People Talk: Get organized with Jamie Shaner - The Buffalo News

Share this article

print logo

People Talk: Get organized with Jamie Shaner

Imagine never having to look for car keys, cellphone, gloves. Being organized does that. It saves you time, makes life simpler, powers your day.

Professional organizer Jamie Shaner helps people declutter their lives. She tackles paper piles and tosses food-storage containers. Her business – Home Solutions of WNY – offers seminars, consultations and house calls to rescue those drowning in their own possessions.

Shaner wasn’t always so organized. The former accountant said she gets her organizational ways from her husband, Dick Shaner Jr., an advertising executive. Shaner, who is 58, lives in Williamsville with her husband. They have two grown sons.

People Talk: What is being organized all about?

Jamie Shaner: Finding what you want and where you want it. It’s different for everyone.

PT: How organized are you?

JS: Very, but I’m not obsessive compulsive. People ask me if my house is perfect. Well, no. We live in it. It’s not perfect but I can find what I want when I want it.

PT: Were you organized as a kid?

JS: No. I learned the benefits of truly being organized by marrying an organized person.

PT: As an organized person, when are you at your best?

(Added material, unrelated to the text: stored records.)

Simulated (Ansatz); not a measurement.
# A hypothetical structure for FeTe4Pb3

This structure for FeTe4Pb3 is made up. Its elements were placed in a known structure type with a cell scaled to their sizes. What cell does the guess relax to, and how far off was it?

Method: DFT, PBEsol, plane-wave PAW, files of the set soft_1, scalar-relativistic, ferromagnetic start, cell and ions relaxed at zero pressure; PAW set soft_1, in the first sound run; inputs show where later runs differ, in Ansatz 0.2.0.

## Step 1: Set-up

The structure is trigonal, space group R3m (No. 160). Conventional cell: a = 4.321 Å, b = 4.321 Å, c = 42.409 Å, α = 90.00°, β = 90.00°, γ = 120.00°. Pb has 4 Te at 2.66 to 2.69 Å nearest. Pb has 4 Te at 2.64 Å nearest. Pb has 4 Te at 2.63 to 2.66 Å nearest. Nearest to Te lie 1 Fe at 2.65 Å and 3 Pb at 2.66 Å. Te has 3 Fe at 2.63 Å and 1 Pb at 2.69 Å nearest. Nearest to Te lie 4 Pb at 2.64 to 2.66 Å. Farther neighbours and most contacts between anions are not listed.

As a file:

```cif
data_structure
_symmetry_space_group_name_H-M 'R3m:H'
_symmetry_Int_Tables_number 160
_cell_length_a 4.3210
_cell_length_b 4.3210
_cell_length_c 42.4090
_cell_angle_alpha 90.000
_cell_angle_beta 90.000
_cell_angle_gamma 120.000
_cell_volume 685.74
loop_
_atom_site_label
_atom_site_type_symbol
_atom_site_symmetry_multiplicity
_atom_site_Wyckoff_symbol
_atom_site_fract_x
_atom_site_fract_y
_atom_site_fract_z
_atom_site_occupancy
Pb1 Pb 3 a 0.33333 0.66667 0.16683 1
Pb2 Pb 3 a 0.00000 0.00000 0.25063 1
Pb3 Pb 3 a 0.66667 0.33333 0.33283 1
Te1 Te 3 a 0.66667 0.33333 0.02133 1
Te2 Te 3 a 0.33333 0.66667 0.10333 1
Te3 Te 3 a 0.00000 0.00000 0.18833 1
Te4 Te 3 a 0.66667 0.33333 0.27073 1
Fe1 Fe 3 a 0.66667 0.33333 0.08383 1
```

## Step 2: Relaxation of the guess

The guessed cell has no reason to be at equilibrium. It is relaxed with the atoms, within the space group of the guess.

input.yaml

JS: Running the household. I was an accountant before I was an organizer so I’m the person who pays the bills and manages the budget. I have a file cabinet. One drawer is for our rental property. Two drawers are for running my business.

PT: How do you avoid too many food storage containers?

JS: It’s all about need. You only need to store so much food at one time. Even if you host Thanksgiving dinner and send food home with everyone, you won’t need as many containers as you probably have. Get some nesting pieces. A couple of shelves in a small cupboard should handle it.

PT: What’s the next organizing trend?

JS: Young families who want less. I’ve worked with three families with young children recently who made the conscious decision to stop acquiring. Everything they wanted to get rid of, they didn’t want to sell it or consign it. They just wanted to donate it. They were done with excess.

PT: How much does your purse weigh?

JS: Is 5 pounds a lot? I got a small canvas bag I keep in the car for my store coupons, grocery coupons, sewing kit, tape measure.

PT: How many store bonus tags do you have on your key chain?

JS: I don’t. They’re arranged alphabetically in an organizer in the canvas bag. The only one I keep with me is from the supermarket.

PT: How important is time management?

JS: Very. Here’s an example. A stay-at-home mom had trouble managing her time. Her husband would get home from work and be frustrated to see the shower towels still on the floor, and the beds not made. She said the day got away from her. The solution is simple. Before you do anything else, you pick up the towels and make the bed, and then you start the day.

PT: How do you get your husband to pick up his towels?

JS: You pick and choose your battles. How do you get your boys to put the toilet seat down? I could do it, or I could find them and tell them to do it. How much energy do I want to use? Is it worth the battle?

PT: What can’t people get when it comes to organizing?

JS: Processing mail. The thing with mail is it comes everyday. Most people at the end of the day kick back and enjoy mindless TV. Grab a pile of mail.

PT: What are some chronic organizing problems?

JS: Misplaced bills that result in late fees. People who shop for Christmas throughout the year and forget they did. Linen closets. How many sets of sheets do you need per bed? Unless you have small children who wet the bed, two sets of sheets per bed should be enough.